Global Properties Documentation

Overview

Global properties define configuration settings that apply across the entire data pipeline or Spark job execution. These properties typically control the environment, performance settings, logging configuration, and other global settings that can be shared across different commands in the pipeline. Configuring these properties helps ensure that your pipeline operates consistently and efficiently.

Global Properties Structure

Parameter	Type	Required	Description
`spark_master`	String	✅ Yes	The Spark master URL that defines the cluster to run Spark jobs on.
`spark_app_name`	String	✅ Yes	The name of the Spark application.
`spark_executor_cores`	Integer	❌ No	Number of cores to use for each executor in the Spark job.
`spark_executor_memory`	String	❌ No	Amount of memory to allocate for each Spark executor (e.g., "4g").
`spark_driver_memory`	String	❌ No	Amount of memory to allocate for the Spark driver (e.g., "2g").
`spark_sql.shuffle_partitions`	Integer	❌ No	Number of partitions to use when shuffling data in Spark SQL.
`spark_event_log_dir`	String	❌ No	Directory to store the event logs for Spark jobs.
`spark_conf`	Object	❌ No	Additional Spark configurations (e.g., custom settings for the Spark cluster).

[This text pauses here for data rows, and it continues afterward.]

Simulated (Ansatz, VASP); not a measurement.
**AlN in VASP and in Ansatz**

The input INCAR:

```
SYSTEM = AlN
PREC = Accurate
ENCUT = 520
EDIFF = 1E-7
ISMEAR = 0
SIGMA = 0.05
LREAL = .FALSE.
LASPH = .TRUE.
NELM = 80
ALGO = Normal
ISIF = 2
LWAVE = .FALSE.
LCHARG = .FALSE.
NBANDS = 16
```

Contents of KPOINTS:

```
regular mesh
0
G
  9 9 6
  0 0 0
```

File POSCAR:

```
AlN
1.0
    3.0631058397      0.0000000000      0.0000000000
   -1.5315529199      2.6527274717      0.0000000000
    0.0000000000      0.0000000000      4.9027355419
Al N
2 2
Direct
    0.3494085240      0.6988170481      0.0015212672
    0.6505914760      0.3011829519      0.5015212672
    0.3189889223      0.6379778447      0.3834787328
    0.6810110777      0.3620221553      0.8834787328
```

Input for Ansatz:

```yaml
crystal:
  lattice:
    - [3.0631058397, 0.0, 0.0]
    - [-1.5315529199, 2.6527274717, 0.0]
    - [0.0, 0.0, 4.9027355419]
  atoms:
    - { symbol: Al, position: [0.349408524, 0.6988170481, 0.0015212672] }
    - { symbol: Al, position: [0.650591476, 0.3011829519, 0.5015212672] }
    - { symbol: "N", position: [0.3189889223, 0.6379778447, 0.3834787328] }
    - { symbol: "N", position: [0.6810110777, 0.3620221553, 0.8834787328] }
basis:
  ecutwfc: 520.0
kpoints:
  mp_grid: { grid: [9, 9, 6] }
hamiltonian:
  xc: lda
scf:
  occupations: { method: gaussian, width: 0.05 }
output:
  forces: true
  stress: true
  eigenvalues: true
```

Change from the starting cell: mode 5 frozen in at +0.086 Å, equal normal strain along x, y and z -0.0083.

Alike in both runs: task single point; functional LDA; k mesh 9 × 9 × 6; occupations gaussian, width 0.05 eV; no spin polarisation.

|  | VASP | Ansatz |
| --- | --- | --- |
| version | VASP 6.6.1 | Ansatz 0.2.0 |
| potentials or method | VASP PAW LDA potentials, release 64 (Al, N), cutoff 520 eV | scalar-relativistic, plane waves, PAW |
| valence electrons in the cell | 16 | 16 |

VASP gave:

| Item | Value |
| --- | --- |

Detailed Explanation of Parameters

spark_master: Specifies the master URL for the Spark cluster. This defines where the Spark job should run. The value could be:
"local" for running Spark locally.
A URL for a cluster manager like "spark://<host>:<port>".
"yarn" or "mesos" for distributed execution on YARN or Mesos clusters.
spark_app_name: A string representing the name of the Spark application. This name will appear in the Spark UI and logs. It helps in identifying the application during job execution.
spark_executor_cores: Defines how many cores to allocate for each executor. Executors are the processes running on worker nodes that execute Spark tasks. The number of cores can affect the parallelism of your tasks.
spark_executor_memory: Specifies how much memory to allocate to each executor. For example, "4g" would allocate 4 GB of memory for each executor. The appropriate memory allocation depends on the size of the data and the tasks being executed.
spark_driver_memory: Specifies how much memory to allocate to the Spark driver. The driver is responsible for maintaining the Spark application’s state, managing jobs, and scheduling tasks on executors. A higher memory allocation might be needed for large jobs.
spark_sql.shuffle_partitions: Defines the number of partitions to use when shuffling data in Spark SQL operations. A higher number of partitions can improve parallelism but may increase overhead.
spark_event_log_dir: Specifies the directory where Spark logs the events for the application. These logs are helpful for debugging and understanding the execution of the job.
spark_conf: This parameter allows you to pass additional Spark configurations that are specific to your environment or application. For example, you can set Spark settings like spark.sql.autoBroadcastJoinThreshold to control the size of data broadcasted in joins.

Example Global Properties for Spark

Here’s an example of a JSON configuration for Spark global properties:

{
  "global_properties": {
    "spark_master": "spark://spark-cluster:7077",
    "spark_app_name": "data_pipeline_app",
    "spark_executor_cores": 4,
    "spark_executor_memory": "8g",
    "spark_driver_memory": "4g",
    "spark_sql.shuffle_partitions": 200,
    "spark_event_log_dir": "/tmp/spark-logs",
    "spark_conf": {
      "spark.sql.autoBroadcastJoinThreshold": "10485760",
      "spark.sql.shuffle.partitions": "100"
    }
  }
}